Trajectory-Differentiable Reward Functions

Updated 5 February 2026

Trajectory-differentiable reward functions are mappings from trajectories to real-valued scores that enable direct gradient-based optimization.
They facilitate inverse reinforcement learning, diffusion-model policy improvement, and preference-based reward learning by aligning model outputs with expert scores.
Empirical results show significant gains in control tasks and image generation through methods like DRaFT, leveraging full trajectory backpropagation.

A trajectory-differentiable reward function is any mapping from trajectories (or sampled outputs) to real-valued scores that is differentiable with respect to the underlying trajectory or model parameters, allowing the direct computation of gradients for optimization or model steering. This property enables both extraction and optimization of reward functions within learning frameworks that treat generated data—such as state-action trajectories, denoising chains, or output sequences—as differentiable objects. Such functions have become critical in applications spanning inverse reinforcement learning (IRL), diffusion-model policy improvement, preference-based reward learning, and direct conditional generation.

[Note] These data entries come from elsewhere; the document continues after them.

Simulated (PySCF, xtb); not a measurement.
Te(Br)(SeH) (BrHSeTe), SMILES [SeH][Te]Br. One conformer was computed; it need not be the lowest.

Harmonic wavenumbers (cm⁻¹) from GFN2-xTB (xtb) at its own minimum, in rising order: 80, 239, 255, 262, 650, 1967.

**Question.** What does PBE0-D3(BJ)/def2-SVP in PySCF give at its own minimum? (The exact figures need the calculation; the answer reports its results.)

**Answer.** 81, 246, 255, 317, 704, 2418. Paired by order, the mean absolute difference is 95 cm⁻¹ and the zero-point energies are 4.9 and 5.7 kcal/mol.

1. Formalization and Differentiable Reward Extraction

Let $\tau=(s_0,a_0,...,s_T,a_T)$ denote a finite-horizon trajectory in state–action space. Suppose there are two pretrained diffusion models over trajectories: a base $p_{\text{low}}(\tau)$ and an expert $p_{\text{high}}(\tau)$ , with score networks $s_\phi(\tau,t)$ and $s_\Theta(\tau,t)$ that approximate $\nabla_\tau \log p_{\text{low}}$ and $\nabla_\tau \log p_{\text{high}}$ at time $t$ , respectively.

A reward function $R(\tau)$ is called trajectory-differentiable if one can compute $\nabla_\tau R(\tau)$ (and, via autodiff, higher-order derivatives with respect to model or reward parameters). For the relative reward extraction setting, one seeks $R$ such that

$\nabla_\tau R(\tau) \approx s_\Theta(\tau, t) - s_\phi(\tau, t).$

The canonical approach is to parameterize $R$ (or a time-indexed reward $\rho_\phi(x, t)$ ) as a neural network and fit it by minimizing the $L^2$ distance between its gradient and the difference of score networks:

$L(\phi) = \mathbb{E}_{t \sim U(0,T),\ x_t \sim p_t}\left\|\nabla_x \rho_\phi(x_t, t) - [s_\Theta(x_t, t) - s_\phi(x_t, t)]\right\|_2^2.$

This setup yields a trajectory-differentiable reward function whose gradients can steer the base diffusion model or inform other model-based controllers (Nuti et al., 2023).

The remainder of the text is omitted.